Merlin plotlines

Dec 15, 2008 16:17

I really do have the most terrible habit of falling into fandoms in the middle of exams. Last year's spring finals it was Heroes, before that it was Torchwood, and now, in the span of three most important weeks of my semester I seem to have fallen for Merlin.

I have to say, though, that while the show is addicting and dorky and the prince and warlock have difficulty suppressing their great epic love for each other, I can't help face-palming at how obvious the plot-lines are. I mean, I understand that the series is episodic, and that there's nothing wrong with a little bit of cheese, but I can't help but feel that a good number of the episodes go something like this:

FORCE OF EVIL: *is creepy and evil and foreboding*

NARRATOR: His name - Merlin.

CAMELOT: Look how peaceful and happy I am!

FORCE OF EVIL: *arrives* BET YOU DIDN'T SEE THAT COMING.

CAMELOT: Bollocks.

UTHER: Why is this happening? What/Who could be doing this?

GAIUS: It's probably magic.

UTHER: NO IT'S NOT.

PLOT: *progresses*

UTHER: Um. Maybe it is magic. I think I'll kill someone. That should fix things.

MORGANA: I will argue with you about this, to show everyone that I'm more than just a pretty face.  Also, you are morally wrong. Look at how angry I can be! See how it develops my character!

UTHER: I AM KING AND I CAN DO WHATEVER I WANT.

MORGANA: I am sorry for what I said, Uther.  I'm also obviously lying.

ARTHUR: I am conflicted. Stupid daddy issues.

MERLIN: So what do think this magic thing is?

GAIUS: *flips through book and points* That.

MERLIN: Oh, okay. I'm going to snoop around the kingdom until I find out more.

GAIUS: *raises eyebrows* You better not use magic! I can't tell you how inappropriate it would be for the warlock protagonist to do interesting things like that.

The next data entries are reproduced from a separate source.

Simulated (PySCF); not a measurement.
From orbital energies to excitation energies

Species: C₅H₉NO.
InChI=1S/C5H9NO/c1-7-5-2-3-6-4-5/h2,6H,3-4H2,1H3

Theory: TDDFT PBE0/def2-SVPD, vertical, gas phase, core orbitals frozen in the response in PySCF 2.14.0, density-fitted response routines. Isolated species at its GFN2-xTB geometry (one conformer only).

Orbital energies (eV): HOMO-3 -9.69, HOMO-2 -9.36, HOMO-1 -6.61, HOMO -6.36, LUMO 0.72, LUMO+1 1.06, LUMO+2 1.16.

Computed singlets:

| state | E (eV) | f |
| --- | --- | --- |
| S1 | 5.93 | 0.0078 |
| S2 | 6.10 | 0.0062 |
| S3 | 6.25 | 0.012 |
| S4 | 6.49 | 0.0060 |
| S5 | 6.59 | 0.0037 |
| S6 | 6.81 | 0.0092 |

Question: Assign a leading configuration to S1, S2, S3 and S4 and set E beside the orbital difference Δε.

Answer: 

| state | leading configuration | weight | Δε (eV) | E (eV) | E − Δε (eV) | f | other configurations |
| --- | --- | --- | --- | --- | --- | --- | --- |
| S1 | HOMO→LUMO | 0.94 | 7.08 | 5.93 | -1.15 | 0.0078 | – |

GWEN: Oh hi person who I don't have a big crush on, I mean Merlin, I mean I wasn't talking about you or anything. That would be silly.

WRITERS: Why is heterosexuality so hard to write? Don't ask us.

MERLIN: Hey, Gwen. How are you spending your few minutes of screentime today?

GWEN: Well, I just wanted to reestablish what a good person I am. I might also throw in a bit of Uther!hate, hanging out with some guest characters, and if you're lucky I might also help you save Camelot.

MERLIN: Morgana already volunteered, but thanks! Maybe next week!

EVIL FORCE: I'm going to leave evidence of my plans to kill Prince Arthur lying around, because I'm sneaky like that. If that doesn't work, I will mutter audibly about my plans in places Merlin frequents so he'll Never Know.

MERLIN: The evil force is going to try to kill Arthur! I can't deal with such originality! Help me slashdragon, I don't know what to do!

SLASHDRAGON: Heed my vague and cryptic answer! Also, it is your great and unavoidable DESTINY to become Arthur's soulmate!

MERLIN: What?

SLASHDRAGON: I'm just going to ignore you now and fly away like I do EVERY SINGLE TIME!

MERLIN: I DONT GET IT, TELL ME MORE!!

MERLIN: Sire, you can't go off and be brave and heroic, because you will almost certainly nearly die!

ARTHUR: Did you say something important? I won't listen to you because I am a stubborn prat, and an attractive princely one at that. I will, however, banter with you because it makes for good homoerotic subtext. Why don't you polish my sword, or something?

ARTHUR (alternatively): Then I will die. Because that is what noble, princely people do.

MERLIN: I don't even know why I'm still grinning. Arthur makes me grin-y.

MERLIN: Gaius, I'm going to save Arthur!

GAIUS: No, Merlin! It's too dangerous!

MERLIN: BUT OUR LOVE IS SO EPIC I WOULD DIE A MILLION DEATHS FOR HIM. And anyway, this time it's different because Arthur is clearly in greater moral peril than he usually is.

ARTHUR: *rides out to certain doom*

MERLIN: *follows*

EVIL FORCE: *attacks*

ARTHUR: I'm dying!

MERLIN: Don't worry -  I will secretly save your princely ass with my sparkly eyes!

EVIL FORCE: *dies*

ARTHUR: *regains consciousness* Did I do that? I'm clearly made of awesome.

UTHER: Son, you did it! Look everyone, look how great my son is!

MERLIN: *eyeroll*

GAIUS: Are you responsible for this, Merlin?

MERLIN: Maybe.

-The End-

...the lengths I will go to in order to avoid studying.

Also, I have to admit that I was rather disappointed by the finale. The stakes really didn't seem that high when Arthur almost dies on a regular basis. Plus I found the imminent-character-death musical chairs to be a bit tiresome, but maybe that's just me. :/ Also Merlin, I did not know it was possible to try to sacrifice your life so many times in forty minutes.